AR is Now a Permanent Special Effect in the Advertising World

By Wayne Hall
Senior Copywriter

Augmented reality (AR) technology is common in our daily lives. So common in fact, that many of us don’t bother to call it AR while being very familiar with it.

AR is the enhanced navigation system in automobiles that can superimpose a route over the live view of the road. It’s what sports broadcasters employ during a football game to draw lines on the field to illustrate and analyze plays. IKEA has an AR app that enables customers to view how a piece furniture will look and fit into their homes. And the AR mobile game Pokémon Go has been a global success since its launch in 2016.
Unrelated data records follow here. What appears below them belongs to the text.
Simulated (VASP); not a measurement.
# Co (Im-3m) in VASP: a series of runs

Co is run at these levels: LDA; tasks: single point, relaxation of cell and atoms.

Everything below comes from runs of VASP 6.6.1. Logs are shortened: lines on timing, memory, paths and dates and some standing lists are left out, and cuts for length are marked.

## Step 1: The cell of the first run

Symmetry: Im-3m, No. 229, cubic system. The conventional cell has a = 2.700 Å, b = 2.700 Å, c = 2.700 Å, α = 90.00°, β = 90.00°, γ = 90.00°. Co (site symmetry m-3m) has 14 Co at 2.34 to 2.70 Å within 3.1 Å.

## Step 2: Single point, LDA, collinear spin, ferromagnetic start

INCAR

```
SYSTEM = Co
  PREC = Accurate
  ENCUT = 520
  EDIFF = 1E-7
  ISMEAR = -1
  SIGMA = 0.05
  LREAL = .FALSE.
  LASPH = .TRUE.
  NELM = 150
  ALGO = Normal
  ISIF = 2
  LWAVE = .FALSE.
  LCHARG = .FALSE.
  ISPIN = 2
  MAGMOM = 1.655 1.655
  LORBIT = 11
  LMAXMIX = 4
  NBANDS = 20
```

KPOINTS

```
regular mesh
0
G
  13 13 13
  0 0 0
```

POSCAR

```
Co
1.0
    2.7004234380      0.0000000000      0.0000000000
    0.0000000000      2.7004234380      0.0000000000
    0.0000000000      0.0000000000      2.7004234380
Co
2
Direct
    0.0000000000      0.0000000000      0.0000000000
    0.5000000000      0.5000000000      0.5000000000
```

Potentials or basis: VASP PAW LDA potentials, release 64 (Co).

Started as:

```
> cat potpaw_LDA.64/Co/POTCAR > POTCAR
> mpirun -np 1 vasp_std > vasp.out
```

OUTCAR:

As the technology continues to advance, AR has a starring role in advertising and marketing campaigns. According to Statista, AR advertising is on track to generate about $5.2 billion in revenue this year.

One obvious reason is that AR is undeniably engaging and memorable when used to present a product or message. AR differs from virtual reality (VR) technology in that VR is a digital tool that fully emulates the real world through computer-programmed elements. AR, by contrast, allows you to digitally embellish real-world structures.

For example: AR overlays graphic elements onto a camera’s live feed or whatever input device is being used and the user can clearly see reality being augmented. Meanwhile, VR provides a full simulation of physical reality that users can immerse and involve themselves in as a computer controls users’ navigation through an alternate reality.

Key statistics about AR’s growth in advertising, marketing and beyond:

  • Two-thirds (67 percent) of advertising agencies are increasing their AR usage
  • 61 percent of consumers prefer retailers offering AR experiences
  • Between 70-75 percent of people aged 16 to 44 are familiar with AR, whereas this number drops among older demographics
  • 70 percent of consumers view AR as a valuable tool for skill acquisition
  • More than two-thirds of US residents foresee AR becoming a routine part of life in the future
  • 55 percent of consumers find shopping with AR more entertaining
  • 91.7 percent of Gen Z shows strong interest in AR-based shopping
  • The AR market is estimated to be worth more than $50 billion in 2024

There’s a growing number of marketing campaigns that have cleverly and successfully used AR. The popular footwear and apparel brand Converse, in their “Chuck Taylor All-Stars Sampler” app, allowed customers to virtually try on different shoe styles, colors and designs. Another successful AR retail campaign came from the fashion brand Gap, which used AR to enhance customers’ in-store experiences.

Ongoing innovative advances in AR technology (along with artificial intelligence and virtual reality) are rapidly raising the stakes for marketers whose target audiences have become accustomed to interactive and immersive products and services.